What’s new with Solana’s transaction scheduler?

A deep dive into the recent improvements in solana’s transaction scheduling coming straight from the solana core.

12 min readJan 22, 2024

Introduction

A transaction scheduler is a very important component of the solana validator client responsible for block building and the ordering of transactions to be executed. In this post, we will dive deeper into the new improvements in Solana’s transaction scheduler.

First of all, to understand how Solana’s transaction scheduler works, we have to revisit our understanding of the Banking stage. Solana validator has a group of processes collectively called the Banking stage. Whenever a validator node becomes a leader, the Banking stage is responsible for the processing of transactions. Within this suite of processes, there is a specific component called transaction scheduler. In this piece we’ll explore how this exact piece of the validator schedules transactions and the basis on which transactions are scheduled.

A typical Solana transaction flows like this: A user submits a transaction by signing/confirming through their wallets, the wallets are running an RPC node in the backend which forwards those transactions as network packets to a validator which is geographically closest to them and the validator in turn forwards these transactions to the current leader node. Before scheduling, a leader may receive a whole lot of transactions as network packets. These network packets, after going through all the cleaning and verification process in the sigverify stage, need to be further filtered, deserialized and buffered into memory before they can be scheduled.

The Problem

In the old scheduler design, threads operate by accessing a common channel from which they retrieve transactions and place them into their individual queues. Once these transactions are in the local queues, they are organized according to their priority. During the phase of block production, every thread selects the top 128 transactions from its queue and tries to grab the necessary locks( read or write or both) for these transactions. If successful, the thread proceeds to execute, record, and finalize the transactions. However, if it’s unable to obtain the locks, the transaction is set aside to be retried again later.

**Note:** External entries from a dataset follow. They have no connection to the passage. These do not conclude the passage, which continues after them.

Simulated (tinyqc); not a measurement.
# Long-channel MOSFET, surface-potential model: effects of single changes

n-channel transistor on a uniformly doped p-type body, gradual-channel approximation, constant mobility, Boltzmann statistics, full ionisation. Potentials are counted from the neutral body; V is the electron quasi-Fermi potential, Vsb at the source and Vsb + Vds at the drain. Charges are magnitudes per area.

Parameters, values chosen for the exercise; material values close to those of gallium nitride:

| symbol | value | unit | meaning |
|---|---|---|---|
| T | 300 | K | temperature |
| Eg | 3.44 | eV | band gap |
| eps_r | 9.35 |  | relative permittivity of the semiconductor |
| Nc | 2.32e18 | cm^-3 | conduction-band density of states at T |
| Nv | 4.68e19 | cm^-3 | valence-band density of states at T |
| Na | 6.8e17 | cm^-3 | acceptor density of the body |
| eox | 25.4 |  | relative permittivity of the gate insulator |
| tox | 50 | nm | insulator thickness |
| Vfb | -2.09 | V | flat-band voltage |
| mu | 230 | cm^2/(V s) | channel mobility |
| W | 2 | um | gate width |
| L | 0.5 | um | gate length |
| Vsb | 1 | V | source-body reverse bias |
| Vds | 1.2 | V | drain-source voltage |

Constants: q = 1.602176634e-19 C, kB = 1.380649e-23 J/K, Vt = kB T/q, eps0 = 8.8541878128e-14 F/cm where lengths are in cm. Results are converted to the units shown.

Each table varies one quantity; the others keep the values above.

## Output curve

“The historic design had several drawbacks, mainly related to failed lock grabs. During competitive events, such as NFT mints, the top of the queue is often filled with conflicting transactions. Given the entry constraints, this means each thread would attempt to lock 128 conflicting transactions, but fail to lock 127 of them. This resulted in massive inefficiency as the majority of transactions would be skipped over to be retried later. Additionally, because the other threads were also likely to be grabbing the same locks, only one thread may have actually been doing useful work.” — Andrew Fitzgerald, Solana Labs

The old banking stage receives packets and buffers them into a container hence more time is spent on receiving transactions, grabbing locks on them and retrying transactions if the thread fails to grab locks. Note that scheduling only happens after it can successfully grab locks of accounts that are to be read from or written to. This means that any failures in acquiring locks leads to an idle scheduler and hence worse performance.

The new block production mechanism

Banking stage spawns a set of threads based on the configuration, set by the validator operator. The default number of threads to be spawned are 6. Out of those six threads, 2 of them are reserved for processing vote transactions, the rest 4 threads are for processing non-vote (and hence user) transactions. As per the time of this writing, there are two block production modes through which the banking stage operates, the modes are opt-in, that means that the node operators can choose the mode on which the Banking stage will run:

BlockProductionMode::ThreadLocalMultiIterator
BlockProductionMode::CentralScheduler

The ThreadLocalMultiIterator is a legacy block production mode without the new scheduler optimizations, so for brevity of this post we’ll skip it. We’ll dive deeper into how the CentralScheduler is efficiently able to schedule transactions over threads and the new optimizations.

The default block production mode is set to ThreadLocalMultiIterator to allow for a smooth and graceful migration from the old scheduler to the new one after intensive testing and benchmarks.

The meat

Central scheduler is a culmination of a group of processes managed by the Scheduler Controller. This central “coordinator” oversees a variety of tasks including making decisions to consume or forward packets, managing the inflow and buffering of packets, and organizing batches of packets for worker threads to process transactions. Let’s dissect the scheduler controller object, focusing on the important components:

Definitions

Decision maker — The process responsible for deciding whether to consume packets or clear queue since Forwarding process has been removed in the new scheduler.
Packet deserializer — Also referred to as packet receiver, it receives and deserializes packets coming from the sigverify stage.
Prio graph scheduler — A priority graph which keeps track of a chain of transactions and has a top-level priority function.
“ A directed acyclic graph where edges are only present between nodes if that node is the next-highest priority node for a particular resource. Resources can be either read or write locked with write locks being exclusive.”
Transaction state container — A fixed capacity, shared data structure between packet deserializer and prio-graph scheduler. It stores the state of the transaction for the entirety of transaction processing period in the scheduler.
ReadWriteAccountSets — A pair of hashsets or ordered containers that hold a collection of accounts that are locked either for reading or writing.
Sanitization — A broad range of checks verifying the integrity of each component of a transaction.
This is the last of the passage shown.